Slashdot Mirror


Learning About Full-text Search

An anonymous reader writes "Tim Bray who's known for XML and has been /.'ed once or twice for that kind of stuff, actually seems to be a search geek and has been writing this endless series of essays on search technology since summer. He says he's finished now - it's like a textbook on searching."

44 of 140 comments (clear)

  1. Salute by grub · · Score: 2, Funny


    ..and has been /.'ed once or twice..

    You mean two or three times now.

    --
    Trolling is a art,
    1. Re:Salute by antarctican · · Score: 4, Interesting

      ..and has been /.'ed once or twice..

      You mean two or three times now.


      And it's my poor server that has to bare the burden.... but so far it's held up fairly well each time. Pretty good for a celeron 1.7GHz w/ 256M. :)

      However this time was particularly bad because of it being a series of essays. I just increased the number of instances of Apache by 66% and doubled the number of requests before a child dies. That seems to have brought some responsiveness back.

      Funny thing is I didn't even know he was /.'ed until he emailed me. I went to check my email (via pine) and the console was as responsive as usual.

      For the geeks who enjoy technical detail... it's running on an Inspire cube PC, one of those little cubes with a mini-ATX in it. Shows you don't see a lot of horse power to serve static content. :)

  2. web page irony by Savatte · · Score: 3, Funny

    He writes about seaching technology, but you can't easily search through his writings.

    1. Re:web page irony by Dreadlord · · Score: 5, Funny

      too bad his pages are valid XHTML documents, it would have made an excellent +5 funny comment :(

      --
      The IT section color scheme sucks.
    2. Re:web page irony by Anonymous Coward · · Score: 2, Informative

      they don't, but the parent post is about finding some conflict between the author's pages and aticles.
      He's got an article about searching and his pages aren't searchable, and he's got articles about XML, so having non-valid XHTML pages would definitely have been ironic...

    3. Re:web page irony by arrogance · · Score: 3, Interesting

      Well, especially when it's been slashdotted. Here's a google cache hit to part of his writings.

      I agree that it doesn't look to be easy to search around, at least when all you have is an URL to go on (http://www.tbray.org/ongoing/When/200x/2003/07/30 /OnSearchTOC) and Google to find reachable material. I'm also not too sure about using dates as folder names but that's just a personal thing: I think Tim Berners Lee recommended it at one point in an article "Cool URI's don't Change". He does recommend using "Latest" or some such instead of the creation date in a URI, though, if "there is no reason for the persistence of the URI to outlast the magazine." It might make things easier to search for though, at least if you know when it was created: if the URIs aren't changing then you won't have tons of broken links.

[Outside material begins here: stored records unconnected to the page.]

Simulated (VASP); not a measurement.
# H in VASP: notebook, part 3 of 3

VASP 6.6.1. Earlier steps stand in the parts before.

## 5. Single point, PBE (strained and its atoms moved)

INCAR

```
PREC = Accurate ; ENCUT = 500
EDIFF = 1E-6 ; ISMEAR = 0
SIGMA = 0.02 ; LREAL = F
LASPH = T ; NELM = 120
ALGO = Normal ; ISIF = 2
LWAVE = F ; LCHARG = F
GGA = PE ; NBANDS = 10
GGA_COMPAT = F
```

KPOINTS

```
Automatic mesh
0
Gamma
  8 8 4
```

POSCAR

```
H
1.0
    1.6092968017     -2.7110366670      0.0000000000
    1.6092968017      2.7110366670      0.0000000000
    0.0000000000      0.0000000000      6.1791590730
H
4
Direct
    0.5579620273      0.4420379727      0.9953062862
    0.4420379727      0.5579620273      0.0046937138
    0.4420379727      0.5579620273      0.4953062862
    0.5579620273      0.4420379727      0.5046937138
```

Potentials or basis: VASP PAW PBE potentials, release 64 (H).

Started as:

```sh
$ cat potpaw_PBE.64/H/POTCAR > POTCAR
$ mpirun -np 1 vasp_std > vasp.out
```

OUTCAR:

    4. Re:web page irony by Schwarzchild · · Score: 4, Informative
      He writes about seaching technology, but you can't easily search through his writings.

      Really? How about search site:tbray.org?

      --

      "sweet dreams are made of this..."

    5. Re:web page irony by Anonymous Coward · · Score: 2, Funny

      Tee hee, I get it now. It reminds me of this time that something didn't happen, but if it had happened, it would have been funny. Ha ha, that still cracks me up. Yes, most amusing.

  3. Hold on there by arvindn · · Score: 5, Funny
    ...has been writing this endless series of essays on search technology since summer. He says he's finished now...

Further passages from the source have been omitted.